If we start with the premise that credit union members view ATMs as an asset and that they help attract and retain members as well as help credit unions remain competitive with other financial institutions, how do credit unions create an ATM strategy that is a positive and integral part of their business model?
While a variety of ATM options are available to credit unions, such as deploying their own ATMs, joining a network (or a hybrid of the two), joining multiple networks or partnering with an independent sales organization, building a bridge between the credit union's business model and their members' needs is the first step in delivering optimal ATM success. Directly addressing members' needs increases retention for credit unions. However, ATM strategies must also serve the credit union as a whole and preserve its longevity in an evolving marketplace. The ultimate question is-what mix serves a credit union and their members best?

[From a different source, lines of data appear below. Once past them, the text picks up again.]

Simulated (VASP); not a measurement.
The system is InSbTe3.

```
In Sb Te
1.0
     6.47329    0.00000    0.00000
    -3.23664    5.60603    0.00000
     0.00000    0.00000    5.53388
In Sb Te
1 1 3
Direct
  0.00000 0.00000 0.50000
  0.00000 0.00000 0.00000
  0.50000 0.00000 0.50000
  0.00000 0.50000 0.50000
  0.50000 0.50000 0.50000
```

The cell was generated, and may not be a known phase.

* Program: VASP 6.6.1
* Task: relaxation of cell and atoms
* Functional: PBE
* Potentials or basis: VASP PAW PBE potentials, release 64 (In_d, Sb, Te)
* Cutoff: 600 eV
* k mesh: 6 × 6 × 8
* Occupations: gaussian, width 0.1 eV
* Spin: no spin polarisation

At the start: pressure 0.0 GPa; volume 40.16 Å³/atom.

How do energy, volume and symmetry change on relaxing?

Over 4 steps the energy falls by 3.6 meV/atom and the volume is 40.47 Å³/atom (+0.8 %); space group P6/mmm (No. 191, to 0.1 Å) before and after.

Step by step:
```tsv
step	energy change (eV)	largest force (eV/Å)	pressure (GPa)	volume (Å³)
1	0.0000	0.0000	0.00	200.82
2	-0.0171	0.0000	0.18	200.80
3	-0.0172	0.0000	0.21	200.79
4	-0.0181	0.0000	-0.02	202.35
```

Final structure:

The underlying current of all of these considerations is flexibility and customization. Therefore, the ability to pick and choose what options would most benefit a credit union and its members must be considered before implementing an ATM strategy. The right network can be a valuable partner for a credit union in this process. An honest and thorough analysis can help all parties at the table clearly understand how to achieve the highest level of flexibility. The network's ability and willingness to customize an ATM strategy for a specific credit union's member needs within its existing ATM structure should be a critical component to realizing positive results. A successful ATM strategy is extremely important to a credit union's goals and can be a significant contributor to its operating philosophies.
Flexibility can be exemplified in many ways: branding programs, geographic segmentation of ATM locations, surcharge-free access vs. nonsurcharge-free access as examples. Many other options are also available for consideration, but it is up to each individual credit union to evaluate how those options mix with member needs. Customization and flexibility are the keys to providing value to the credit union and delivering positive results to its bottom line.
Credit unions should also seek ways to implement ATM strategies that work to incorporate point-of-sale programs, which are the fastest growing dominant transaction sets and positively serve a growing number of credit unions. Strategies can be implemented that provide ATM customization and also increase POS interchange income while factoring trends in member behavior into the equation as well. The end result is a strategic mix of elements that align the needs of credit union members along with the credit union.
Today, more than ever, every business decision that a credit union makes needs to be carefully weighed. For example, the amount of individual attention and customization a network is willing to provide a credit union is a leading indicator in how a network-credit union relationship can support positive growth and attract and retain members. It is also an important principal component of a successful ATM strategy, which is beneficial at every level.
Every member a credit union can attract or retain has a significant impact on the bottom line. Credit unions must consider their options carefully, and choose their options wisely. Doing so will help establish a winning ATM strategy, build the bridge and set a path for success.